For my third blog post I decided to explore the Los Angeles City Payroll Calendar dataset. The data for each column entry includes year, month, month number, day, date and description. The description is what differentiates the data types between entries. The data types are broken down by payday types within a payroll calendar schedule that are important to the pay cycle so employers and employees know start, end, and holidays to account for.
A record is considered what day in the payroll cycle the entry is. The 5 types of days that matter in a payroll calendar are holidays, paydays, excess sick pay days, no deduction paydays or the day marking the end of the pay period. There are 255 records starting with January 2013 until December 2016.
Wallack and Srinivasan believe that the miss-interpretation of activities creates a divide between communities and the state because they emphasize different aspects of an issue. This inconsistency between the state and the community can represent an issue much differently than the people who are affected feel about the issue. They argue that ontologies are a shared platform in which individuals become part of a greater group; simultaneously this means that ontologies will create exclusion between groups. This will create divides between the groups understanding or interpretation of an event. The government or employers will have a different understanding for this data than the employees or lower class.
The data is organized chronological by year then month then day within the month based on its payroll type. Using this definition, I would say that this data’s ontology is based on organizing financials for companies to keep their payroll expenses easy to reference and verify.

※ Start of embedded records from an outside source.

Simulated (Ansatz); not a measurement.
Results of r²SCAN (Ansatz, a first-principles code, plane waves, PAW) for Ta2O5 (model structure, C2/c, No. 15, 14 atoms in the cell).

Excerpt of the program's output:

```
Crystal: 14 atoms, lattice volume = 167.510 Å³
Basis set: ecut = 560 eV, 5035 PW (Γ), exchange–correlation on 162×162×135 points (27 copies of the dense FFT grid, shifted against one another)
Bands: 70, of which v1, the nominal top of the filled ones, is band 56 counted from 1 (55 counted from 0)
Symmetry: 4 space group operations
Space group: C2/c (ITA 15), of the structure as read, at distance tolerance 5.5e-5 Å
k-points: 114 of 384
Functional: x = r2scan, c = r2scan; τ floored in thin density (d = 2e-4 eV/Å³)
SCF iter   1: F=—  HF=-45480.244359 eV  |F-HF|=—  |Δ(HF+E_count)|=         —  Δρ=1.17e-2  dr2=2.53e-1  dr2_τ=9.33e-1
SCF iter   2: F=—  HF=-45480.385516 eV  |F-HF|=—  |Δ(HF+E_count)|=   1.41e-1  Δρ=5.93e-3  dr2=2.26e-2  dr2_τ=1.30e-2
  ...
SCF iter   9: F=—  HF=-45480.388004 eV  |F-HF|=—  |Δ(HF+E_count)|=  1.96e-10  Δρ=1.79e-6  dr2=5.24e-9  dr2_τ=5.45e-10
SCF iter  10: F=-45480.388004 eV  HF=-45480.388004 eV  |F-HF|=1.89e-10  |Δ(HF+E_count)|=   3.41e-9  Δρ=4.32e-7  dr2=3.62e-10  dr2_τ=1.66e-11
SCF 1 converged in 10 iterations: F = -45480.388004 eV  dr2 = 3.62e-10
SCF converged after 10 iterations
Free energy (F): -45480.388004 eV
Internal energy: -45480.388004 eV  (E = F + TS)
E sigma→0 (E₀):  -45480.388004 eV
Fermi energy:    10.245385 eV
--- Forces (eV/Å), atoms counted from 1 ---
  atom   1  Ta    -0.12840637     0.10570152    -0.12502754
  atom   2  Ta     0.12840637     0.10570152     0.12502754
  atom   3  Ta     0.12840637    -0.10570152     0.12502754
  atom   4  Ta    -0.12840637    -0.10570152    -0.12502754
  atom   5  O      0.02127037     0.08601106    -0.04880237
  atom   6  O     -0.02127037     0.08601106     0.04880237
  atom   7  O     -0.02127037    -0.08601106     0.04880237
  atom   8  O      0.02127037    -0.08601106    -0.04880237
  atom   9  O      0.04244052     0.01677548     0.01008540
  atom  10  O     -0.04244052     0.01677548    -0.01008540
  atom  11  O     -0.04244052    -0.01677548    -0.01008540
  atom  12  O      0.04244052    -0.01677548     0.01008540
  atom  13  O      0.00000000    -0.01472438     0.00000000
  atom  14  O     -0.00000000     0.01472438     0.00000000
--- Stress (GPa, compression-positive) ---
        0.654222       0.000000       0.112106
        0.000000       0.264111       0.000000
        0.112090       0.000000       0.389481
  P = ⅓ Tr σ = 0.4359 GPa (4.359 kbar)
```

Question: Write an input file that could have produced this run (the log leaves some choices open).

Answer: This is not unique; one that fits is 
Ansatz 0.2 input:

This ontology seems to make most sense to an accountant. The chronological order of dates with the significant days within the payroll are most relevant to the accountant who would need to know the ending and beginning of pay periods and they go through the dates in that sequence.
This does not have much detail about which companies is following this payroll schedule, they also leave out any sort of numerical values if you wanted to compare pay periods to analyze trends within pay periods. I also would assume that different companies who have varying religious practices or are not a typical corporation would not all have this same payroll cycle. This dataset does tell me the generic payroll cycle for a company in LA and where the main control panel for organizing important dates is.
If you wanted to look at this from an economists perspective you could organize the payroll calendar by how much money was being paid within each of the pay periods, and could organize by company type and the company name with their total payroll expense for each payroll period to observe which months, weeks tend to have the most pay or when is the least. This information could be used to balance a company’s budget.